Live free or die, goes the state´s motto, but Spike and Spot don´t have that liberty. And with due reason. Seven other states, Connecticut, California, Massachusetts, Nevada, Washington, Oregon and Rhode Island require owners to kennel or tether animals because of the severe danger the sudden stops and potential collisions pose to pets. An unrestrained dog can land you with a ticket between $50 and $200.
Animal lovers would almost always rather take their pet with them to run errands or on a road trip than leave them at home or at a pet motel. But for all that love for canines, most drivers have seen "dog people" take things too far, driving with their dogs in their laps or lying around their shoulders like a neck pillow and, yes, sometimes at the wheel.
And it´s a double dose of danger: for the distracted driver and the unrestrained animal.
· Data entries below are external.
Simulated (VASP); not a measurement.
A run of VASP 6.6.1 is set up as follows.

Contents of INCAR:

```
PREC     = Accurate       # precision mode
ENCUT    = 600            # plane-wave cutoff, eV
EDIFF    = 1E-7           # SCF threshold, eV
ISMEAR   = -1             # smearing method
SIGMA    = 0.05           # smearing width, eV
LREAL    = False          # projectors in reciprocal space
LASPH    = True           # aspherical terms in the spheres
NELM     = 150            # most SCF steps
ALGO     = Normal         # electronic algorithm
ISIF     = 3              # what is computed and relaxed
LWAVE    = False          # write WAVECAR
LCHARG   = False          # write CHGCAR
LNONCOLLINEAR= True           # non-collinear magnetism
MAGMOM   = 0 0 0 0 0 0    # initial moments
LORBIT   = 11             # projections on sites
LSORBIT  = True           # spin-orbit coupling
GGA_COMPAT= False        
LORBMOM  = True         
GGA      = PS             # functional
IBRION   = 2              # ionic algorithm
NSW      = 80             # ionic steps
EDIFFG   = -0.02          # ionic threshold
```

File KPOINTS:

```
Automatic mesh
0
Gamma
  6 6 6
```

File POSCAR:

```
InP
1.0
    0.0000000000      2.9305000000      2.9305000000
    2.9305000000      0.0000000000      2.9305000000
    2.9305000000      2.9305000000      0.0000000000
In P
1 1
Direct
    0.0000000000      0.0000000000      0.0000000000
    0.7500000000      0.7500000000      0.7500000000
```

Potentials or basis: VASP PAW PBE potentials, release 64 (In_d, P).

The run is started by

"If you make a sudden stop, your dog can be thrown through the windshield," said Loretta Worters, spokesperson for the Insurance Institute for Highway Safety. "He could also be thrown to the floor and interfere with access to gas and brake pedals."
The epidemic is so high that some insurance companies like Progressive and State Farm are offering collision coverage for customers´ dogs or cats at no additional premium cost. The insurance will pay up to $1,000 if a customer´s dog or cat suffers injury or death.